The PreaturesJust announced as part of the line-up for Southbound 2014, on Friday-Saturday, January 3-4, at Sir Stewart Bovell Park in Busselton, The Preatures second EP,  Is This How You Feel? has is out now. JODY MACGREGOR checks in.

Isabella Manfredi is sitting in her backyard, drinking tea in her pyjamas. It’s early in the morning by musicians’ standards, which means normal people have been at work for an hour, but The Preatures’ singer has had plenty to do on this particular morning.

The edits for their latest video, Manic Baby, had to be gone over, and they’ve just found out that previous single, Is This How You Feel?, has been named Pitchfork’s Best New Track. “Everything’s going a bit mental,” she says.

The new clip features a troupe of dancers performing moves inspired by Hot Gossip, the dancers from the kitsch classic TV series, The Kenny Everett Video Show. Manfredi calls it “really dated, daggy, risqué dancing,” and although the band are present they don’t join in. “The boys were very interested in putting leotards on but we stopped them at the last minute.”

It sounds like it slots neatly into the aesthetic The Preatures have created for themselves; the 1970s Fleetwood-Mac-via-Bryan-Ferry vibe of their newer songs, and the way they pull such serious faces that you assume they must be joking at least a bit.

“We’ve been watching a lot of old Prince videos and Roxy Music and there’s a bit of that in the Is This How You Feel? video as well,” Manfredi says. “That slight Young Talent Time awkwardness about it. It’s cool but there’s something slightly off and amateurish about it as well. It’s not really tightly edited and slick and everything makes sense. You’re looking at it going, ‘Really? Is this a joke? Is this for real?’”

In spite of the old-fashioned elements of the look and sound, Manfredi says she spent a lot of time listening to newer music while they were working on their second EP. “It’s funny, I was listening to Chairlift, Metronomy, the new Cat Power record – Sun was a big influence on that record that we did – I suppose you can’t really call it a record, an EP. But Unknown Mortal Orchestra we really love as well. Who was the other person I was listening to a lot? Pretenders are always a big one. I listen to a lot of Pretenders. I grew up on Chrissie Hynde, and Chrissy Amphlett as well is a big influence on me.”

The band’s previous EP, Shaking Hands, was recorded in LA thanks to a strong Australian dollar letting them afford a producer and book a fancy studio to work in. After that, they felt like a change of pace.

“When we came to do the next EP we kind of reacted against what we’d just done. We’d done this record, and we were very happy with it, but we wanted to do something completely different after that. We’ve got our own space in Sydney, it’s just a little rehearsal studio space that the boys have turned into a semi-recordable space, and we did the EP there by ourselves.

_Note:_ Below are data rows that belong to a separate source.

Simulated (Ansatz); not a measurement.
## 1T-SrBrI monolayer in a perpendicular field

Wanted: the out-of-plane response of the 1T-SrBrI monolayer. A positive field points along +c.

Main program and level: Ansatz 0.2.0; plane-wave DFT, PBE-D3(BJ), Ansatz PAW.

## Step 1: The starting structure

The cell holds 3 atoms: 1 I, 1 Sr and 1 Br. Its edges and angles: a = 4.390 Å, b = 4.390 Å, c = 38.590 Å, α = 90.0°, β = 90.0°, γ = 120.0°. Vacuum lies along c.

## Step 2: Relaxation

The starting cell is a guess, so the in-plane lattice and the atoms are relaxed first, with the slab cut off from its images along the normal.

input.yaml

“We wanted to work with a producer but we didn’t end up going that way because Jack (Moffitt, guitar) had particular views about the way he wanted to do it, so we got in the space and did it ourselves. It was a lot of trial and error, but it was good.”

Creating their own “semi-recordable space” wasn’t easy though, with the cheap warehouse room they rented needing more than just some egg cartons on the walls before it was useable.

“It’s a very old warehouse space and it’s graffiti all over the walls – stinks like shit, there’s rats everywhere – but you get into the individual spaces and it’s basically, ‘don’t ask, don’t tell’. You do whatever you want. You don’t have any protection if something goes wrong, but we got in there and sanded the floors and coated the floors; painted the walls, cleaned it, washed the windows. Jack got a console desk sent down from Brisbane and he’s got a couple of microphones and it’s a lovely little space. We’ve got fairy lights and stuff in there. It’s good, it’s our little place.”

That was where they came up with Is This How You Feel? which began with a groove provided by the rhythm section and a chorus that appeared spontaneously, though the rest was written four days later.

“If something comes naturally you know that it’s got something good, but then the rest of it was just structuring it and editing it. I love that part of the process. For me structuring and having all your definite parts really makes me quite turned on – it’s my favourite part of the whole thing.”

What makes the editing tricky is being a band with two very different lead vocalists, whose contrast adds variety but can also pull a song in multiple directions.

“We’ve got two singers so we’re already in the shit because we’ve got to make it all work, but Gideon (Benson) and I are very different songwriters. When we approach songs in the band we got very used to just accepting songs for what they are and treating each song individually, and not so much as part of a bigger picture. I think for the album we’ll have to get to the stage where we’re looking for an album as a complete story, but at the moment it’s great to have this freedom to treat every song as its own entity, its own little world, and I love that.

“I really love that about the band – that we’re open to doing that.”

The Preatures will also head to Perth for headline dates next month. Catch them on Friday, September 20, at Flyrite and Saturday, September 21, at Mojos.